From: Dr Barry Snape, Mayo Lane, Bexhill
I read, with interest, that Rother District Council is very keen to enter into an alliance with the Travelodge chain of budget hotels, who are reported as having been somewhat less enthusiastic (Hotel chain set to approach council, Observer, Friday November 3 2017, page 9).
Unless I have misunderstood, it appears that the deal now on offer is that RDC will gift a parcel of publicly-owned land to Travelodge and will pay for the construction of a hotel on their behalf from public funds.
It seems that the primary return to the Rother community from this largesse will be another architectural monstrosity in our midst, coupled with an invasion of raucous hen parties, together with a few menial service sector jobs, presumably rewarded at the National Minimum Wage.
Am I alone in thinking that we may be being sold down the Rother, here?
If Travelodge Hotels Ltd wants to build a budget hotel in the Rother District, why on earth can it not buy a parcel of land in the open market and pay for its development from the £110 million operating profits it declared last year?

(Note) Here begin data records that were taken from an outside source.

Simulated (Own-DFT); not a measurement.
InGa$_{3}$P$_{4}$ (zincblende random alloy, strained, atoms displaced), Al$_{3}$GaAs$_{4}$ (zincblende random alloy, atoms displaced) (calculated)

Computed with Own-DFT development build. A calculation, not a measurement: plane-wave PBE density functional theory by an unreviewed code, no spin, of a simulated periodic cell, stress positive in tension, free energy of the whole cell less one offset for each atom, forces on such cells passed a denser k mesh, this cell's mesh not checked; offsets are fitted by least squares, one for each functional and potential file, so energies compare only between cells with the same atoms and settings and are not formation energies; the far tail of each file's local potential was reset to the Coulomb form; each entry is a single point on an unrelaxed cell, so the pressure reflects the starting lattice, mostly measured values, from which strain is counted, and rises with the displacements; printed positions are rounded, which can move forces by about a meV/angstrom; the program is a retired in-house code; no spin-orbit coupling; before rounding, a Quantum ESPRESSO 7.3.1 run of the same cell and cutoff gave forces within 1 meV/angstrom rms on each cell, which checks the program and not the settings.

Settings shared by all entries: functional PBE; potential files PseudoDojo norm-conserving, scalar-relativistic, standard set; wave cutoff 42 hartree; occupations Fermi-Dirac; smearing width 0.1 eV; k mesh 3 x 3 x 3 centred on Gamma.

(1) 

Equally, if the oligarchs who operate the levers of financial power at RDC want a slice of the apparently lucrative budget hotel market, why can they not build a hotel and run it as a going concern in trust for the taxpayer, rather than selling it at a knock-down price or leasing it out on a peppercorn rent?
Better still, if Rother has stewardship of such a superabundance of publicly-owned real property and funds, why can we not build affordable social housing for the young families of Bexhill who are currently being driven out of their own home town as a consequence of the actions of financial speculators, property developers and buy-to- let landlords? This would indeed represent regeneration, rather than the degeneration which our District Council seems to be determined to inflict upon us.
We all know, from bitter experience, that major development projects which are entrusted to our District and County Council tend to meet with inordinate setbacks and delays and, ultimately, to dispossess the public purse of many times the projected financial estimates.
Therefore, if this extraordinary proposal is permitted to go ahead, I contend that all associated contracts should be subjected to thorough due diligence, and be audited, approved and monitored by an independent body. I would venture to suggest that the East Sussex Action Fraud Hub is best placed to provide this service, at minimal cost to the local taxpayer.